In the last couple of years, local councils have been offering a rebate to induce locals to start using reusable nappies and sanitary products.
For example, the City Of Parramatta discovered that nappies and absorbent hygiene products were the second largest contributor to household garbage waste in Parramatta, with audits showing that by weight, these products made up 9% of the material collected through the red-lidded general waste bin. This was second only to food waste which made up 43%.
Hornsby Shire Council introduced a rebate programme, and it was so successful that the programme closed earlier as their budget for 2021/22 was fully expended.
Now the Inner West Council is trialling reusable sanitary products and reusable nappies rebates. The rebate scheme was trialled after single-use nappies, tampons, and pads make up approximately 8% by the weight of the average Inner West garbage bin (Kerbside audits 2019).
How Will The Inner West Council Trial Work?
A Rebate of up to 50% of the product value with proof of purchase, excluding any postage costs for eligible products, will be paid.
The rebate will be up to $150 for nappies and up to $100 for sanitary products (or a combination of the two). The maximum rebate available per household is $150.

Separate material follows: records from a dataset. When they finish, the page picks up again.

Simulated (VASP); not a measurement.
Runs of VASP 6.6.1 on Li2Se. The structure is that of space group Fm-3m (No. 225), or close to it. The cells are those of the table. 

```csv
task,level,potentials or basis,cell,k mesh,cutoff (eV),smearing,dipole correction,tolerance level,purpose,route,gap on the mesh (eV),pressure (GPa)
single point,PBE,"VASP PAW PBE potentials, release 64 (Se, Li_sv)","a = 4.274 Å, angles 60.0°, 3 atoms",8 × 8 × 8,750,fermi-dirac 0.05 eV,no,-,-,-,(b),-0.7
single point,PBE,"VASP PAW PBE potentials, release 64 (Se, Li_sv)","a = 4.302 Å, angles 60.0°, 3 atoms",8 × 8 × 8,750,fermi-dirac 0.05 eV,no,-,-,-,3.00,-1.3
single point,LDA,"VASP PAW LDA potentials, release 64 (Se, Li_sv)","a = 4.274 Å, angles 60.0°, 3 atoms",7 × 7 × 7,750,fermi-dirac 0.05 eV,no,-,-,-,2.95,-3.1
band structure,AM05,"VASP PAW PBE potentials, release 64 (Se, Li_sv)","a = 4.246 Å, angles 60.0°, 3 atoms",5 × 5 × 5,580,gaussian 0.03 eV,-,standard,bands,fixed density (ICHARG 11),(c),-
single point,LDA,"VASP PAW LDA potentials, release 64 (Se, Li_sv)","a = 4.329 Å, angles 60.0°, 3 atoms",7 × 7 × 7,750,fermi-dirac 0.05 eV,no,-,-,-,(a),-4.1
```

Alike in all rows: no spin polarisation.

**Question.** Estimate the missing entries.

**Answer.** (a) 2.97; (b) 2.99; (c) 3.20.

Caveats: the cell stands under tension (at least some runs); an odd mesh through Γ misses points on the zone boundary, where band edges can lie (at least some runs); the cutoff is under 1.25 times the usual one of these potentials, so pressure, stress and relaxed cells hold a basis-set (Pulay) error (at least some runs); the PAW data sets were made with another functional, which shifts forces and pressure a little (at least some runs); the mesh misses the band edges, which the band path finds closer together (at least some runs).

Trial funding is limited, and once exhausted, the trial will stop for the financial year.
Eligible Products for The Rebate
Reusable nappies and associated accessories include cloth and swim nappies, reusable inner liner for nappies, reusable wipes, wet bags, and reusable nursing breast pads.
Reusable sanitary products include leakproof underwear, reusable sanitary pads, cups and wet bags.
You must be a current resident of Inner West Council, proof of residence is required.
Only one rebate per household.
The maximum rebate per household is capped at $150 (up to a maximum of $100 for reusable sanitary products and up to $150 for reusable nappies).
Receipts and proof of purchase need to be provided.
Reusable Nappies are not for everyone. You do need to be able to wash and dry them quickly. Raisingchildren.net.au has a good article on the pros and cons of reusable nappies. They suggest that you might want to use reusable nappies at home and disposable nappies when you are out. If your child suffers from nappy rash, disposable nappies are a better option.
Reusable Sanitary Products
According to CleanUp Australia, there are:
- 6 million menstruators in Australia
- 16-22 sanitary items used per period
- 13 periods per year
- 30-40 years of menstruating
- Over the course of a lifetime, a single menstruator will use somewhere between 5 and 15 thousand pads and tampons – which nearly all ends up in landfill.
- And 90% of conventional pads contain plastic (backing, adhesive strips, packaging) which in landfill would take 300-500 years to decompose, if ever.
Menstrual Underwear is a reusable option that many women are embracing.
The global Menstrual Underwear market was valued at US$ 200.7 million in 2020 and is expected to reach US$ 1206 million by the end of 2027.
How Would the Trial be Funded?
The Lane Cove Sustainability Levy is a special rate variation (levy), and 6% must be utilised specifically for sustainability projects from Council’s Sustainability Action Plan.
Last year the fund was not fully exhausted. A budget for the 2022/2023 plan has been developed, but a trial could be looked at for the next financial year. Item 1.11 of the Lane Cove Council’s Draft Sustainability Action plan is:
“Create awareness programs with best practice waste strategies to reduce disposable and recyclable waste at the outset”.
A rebate scheme like the ones introduced by other local councils would be in keeping with Council’s Sustainability Action Plan.